Here’s where we are so far in the bad month local rap god/aspiring WWE heel Travis Scott has been having lately:

It all started a couple of Tuesdays ago when Netflix reminded people of Scott’s darkest hour with Trainwreck: The Astroworld Tragedy, the latest entry in the streamer’s Trainwreck documentary series. This installment takes you back to the first night of Scott’s Astroworld Festival in 2021, when Scott’s headlining performance resulted in a fatal crowd crush and ten people – aged 9 to 27 – dying from compressive asphyxiation.

The doc, which includes interviews with attendees who survived the crush but lost a loved one, basically echoes what a Houston grand jury found in 2023: no single person was responsible for the deaths. Scott is just as much to blame as Live Nation, the live-event empire that teamed up with Scott in (poorly) organizing that year’s festival. (As someone who attended the first two, casualty-free Astroworld fests, I can say things were a lot less clumsy and dangerous before Live Nation showed up.)

For local rap enthusiast/podcaster Donnie Houston, Trainwreck gave him what he already suspected. “I feel like, after watching the documentary – and with what I felt before – this thing was bigger than one person,” says Houston. “It was bigger than Travis Scott.”
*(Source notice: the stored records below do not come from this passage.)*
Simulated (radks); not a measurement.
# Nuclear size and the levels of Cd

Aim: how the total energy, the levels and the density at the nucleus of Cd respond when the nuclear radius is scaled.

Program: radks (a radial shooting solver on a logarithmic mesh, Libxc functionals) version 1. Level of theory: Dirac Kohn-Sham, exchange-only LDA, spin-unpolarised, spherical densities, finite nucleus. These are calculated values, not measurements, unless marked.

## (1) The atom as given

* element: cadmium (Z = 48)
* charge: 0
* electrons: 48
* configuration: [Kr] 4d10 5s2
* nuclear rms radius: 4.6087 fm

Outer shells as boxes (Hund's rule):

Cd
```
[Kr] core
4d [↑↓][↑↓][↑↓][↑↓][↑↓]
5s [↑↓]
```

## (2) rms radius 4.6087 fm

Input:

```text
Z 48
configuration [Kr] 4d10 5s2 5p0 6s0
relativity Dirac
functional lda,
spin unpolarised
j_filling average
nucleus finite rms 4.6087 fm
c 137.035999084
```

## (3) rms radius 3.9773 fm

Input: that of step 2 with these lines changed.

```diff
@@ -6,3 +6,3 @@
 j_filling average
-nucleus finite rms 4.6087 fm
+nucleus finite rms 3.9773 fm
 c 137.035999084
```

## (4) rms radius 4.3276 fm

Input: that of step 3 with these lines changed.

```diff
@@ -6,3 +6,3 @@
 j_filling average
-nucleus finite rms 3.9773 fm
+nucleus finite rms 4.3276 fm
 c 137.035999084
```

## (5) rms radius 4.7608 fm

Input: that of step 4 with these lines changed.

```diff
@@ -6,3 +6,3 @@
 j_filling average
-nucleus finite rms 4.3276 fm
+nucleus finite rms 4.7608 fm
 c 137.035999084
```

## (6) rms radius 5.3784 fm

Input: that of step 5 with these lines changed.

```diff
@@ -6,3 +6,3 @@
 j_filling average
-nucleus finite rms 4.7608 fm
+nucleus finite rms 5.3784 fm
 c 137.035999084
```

If that wasn’t enough for our boy, Pusha T of the Virginia rap duo Clipse has been making his feelings known about La Flame — and it’s not good. Last week, he and his twin brother Malice dropped the single “So Be It,” from their upcoming Let God Sort Em Out album. During one verse, Pusha throws a lot of lyrical daggers at Scott:

You cried in front of me, you died in front of me
Calabasas took your b***h and your pride in front of me
Heard Utopia had moved right up the street
And her lip gloss was poppin’, she ain’t need you to eat
The ‘net gon’ call it the way that they see it
But I got the video, I can share and A.E. it

Pusha has also been making the press rounds, explaining his beef with Scott. It goes back to “Meltdown,” a track from Scott’s 2023 album Utopia. The song features a guest verse from Drake, who takes shots at former foe Pusha and longtime collaborator Pharrell Williams. “I melt down the chains that I bought from your boss, give a f**k about all of that heritage s**t,” he raps, referring to the jewelry the part-time Houstonian bought through Pharrell’s Joopiter auction site.

Pusha took umbrage with the verse, especially since Scott flew to Paris to play “Meltdown” and other tracks for WIlliams (who produced a track on Utopia). “He interrupted a session,” Pusha said in a GQ interview. “He sees me and Malice there. He’s like, ‘Oh, man, everybody’s here,’ he’s smiling, laughing, jumping around, doing his f***ing monkey dance. We weren’t into the music, but he wanted to play it, wanted to film [us and Pharrell listening to it]. And then a week later you hear ‘Meltdown,’ which he didn’t play. He played the song, but not [Drake’s verse].”

Pusha also calls out Scott for his lack of loyalty. “I don’t play how y’all play. To me, that really was just like…he’s a whore. He’s a whore.”

While Pusha has been doubling down on the Scott hate, the social-media world is waiting for Scott to respond — and possibly set off another, high-profile rap feud. Even though Bun B recently said he believes Scott will most likely have something to say soon, Donnie thinks this beef has already run its course. “I expect something like this, honestly, to blow over,” he says. “Like, I don’t see this turning into anything nowhere near the magnitude of a Kendrick and Drake situation.”

Even with all the haterade surrounding him, Houston predicta Scott will rise above it. “I think this documentary dropping may have, you know, reminded some people of some things that may provoke certain feelings,” he says. “But I think Travis is gonna be alright, man. Like, the kid’s a megastar, younowhamsayin. I think that the people that follow him genuinely follow him. And even if he loses a couple people here and there, his following is so strong and so tied in with everything he has going on, and he’ll be alright.”